MOJU: THE BLIND BEAST
EDOGAWA RAMPO

 

In Edogawa Rampo’s Moju: The Blind Beast, a deranged, scarred and sightless sculptor kidnaps a model and imprisons her in a psychedelic labyrinth of giant sculpted eyes and other outlandish body parts, before dismembering her in a fearful blood-orgy. Her limbs, head and torso are later found scattered throughout Tokyo.

The blind killer continues his sexually-charged spree of amputation and decapitation, claiming several more victims before finally presenting his work at an acclaimed art exhibition in which the sculptures are a little too life-like for comfort...

The most disturbing of Rampo’s novels, Moju: The Blind Beast is a classic of grinding horror and weird sex, tainted with a virulent black humour. It represents one of the earliest literary examples of the Japanese “erotic-grotesque” genre, in which such subjects as dismemberment, mutilation, coprophilia and cannibalism are presented in a perverse sexual context.

This first-ever English translation of Rampo’s classic is illustrated throughout and also includes an introduction by Jack Hunter, author of Eros In Hell.
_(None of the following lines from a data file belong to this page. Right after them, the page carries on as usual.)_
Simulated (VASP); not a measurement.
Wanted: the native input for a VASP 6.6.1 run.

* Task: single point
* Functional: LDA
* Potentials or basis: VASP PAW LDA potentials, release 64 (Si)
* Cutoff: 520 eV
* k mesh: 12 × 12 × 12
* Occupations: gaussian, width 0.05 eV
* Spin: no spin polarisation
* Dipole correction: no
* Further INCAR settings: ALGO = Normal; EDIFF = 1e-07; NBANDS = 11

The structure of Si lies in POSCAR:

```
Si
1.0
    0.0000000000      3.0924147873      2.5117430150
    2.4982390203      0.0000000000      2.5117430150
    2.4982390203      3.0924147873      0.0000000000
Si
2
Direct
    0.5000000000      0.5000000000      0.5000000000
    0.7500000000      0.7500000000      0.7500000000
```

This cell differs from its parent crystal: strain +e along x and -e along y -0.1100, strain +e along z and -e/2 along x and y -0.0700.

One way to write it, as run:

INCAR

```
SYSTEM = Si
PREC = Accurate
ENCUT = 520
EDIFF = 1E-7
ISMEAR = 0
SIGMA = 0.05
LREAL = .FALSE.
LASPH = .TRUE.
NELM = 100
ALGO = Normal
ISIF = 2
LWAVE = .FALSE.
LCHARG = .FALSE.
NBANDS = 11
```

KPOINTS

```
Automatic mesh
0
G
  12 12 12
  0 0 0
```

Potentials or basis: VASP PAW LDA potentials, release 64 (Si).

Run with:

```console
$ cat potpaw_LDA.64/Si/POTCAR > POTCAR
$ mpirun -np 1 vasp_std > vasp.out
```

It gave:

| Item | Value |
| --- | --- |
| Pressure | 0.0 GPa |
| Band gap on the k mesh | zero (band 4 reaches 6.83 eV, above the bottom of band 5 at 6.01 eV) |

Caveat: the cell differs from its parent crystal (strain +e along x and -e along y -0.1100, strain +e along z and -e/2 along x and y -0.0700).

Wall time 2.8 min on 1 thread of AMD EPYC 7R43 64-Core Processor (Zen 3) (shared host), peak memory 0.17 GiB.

Edogawa Rampo (1894–1965) was born Taro Hirai; his pen-name is a Japanese version of Edgar Allan Poe, his literary hero. Films based on his works include: Horrors Of Malformed Men (directed by Teruo Ishii); The Human Chair; and The Black Lizard, featuring Yukio Mishima. Moju: The Blind Beast was filmed in 1969 by Yasuzo Masumura, and remains a masterpiece of “erotic-grotesque” Japanese cinema.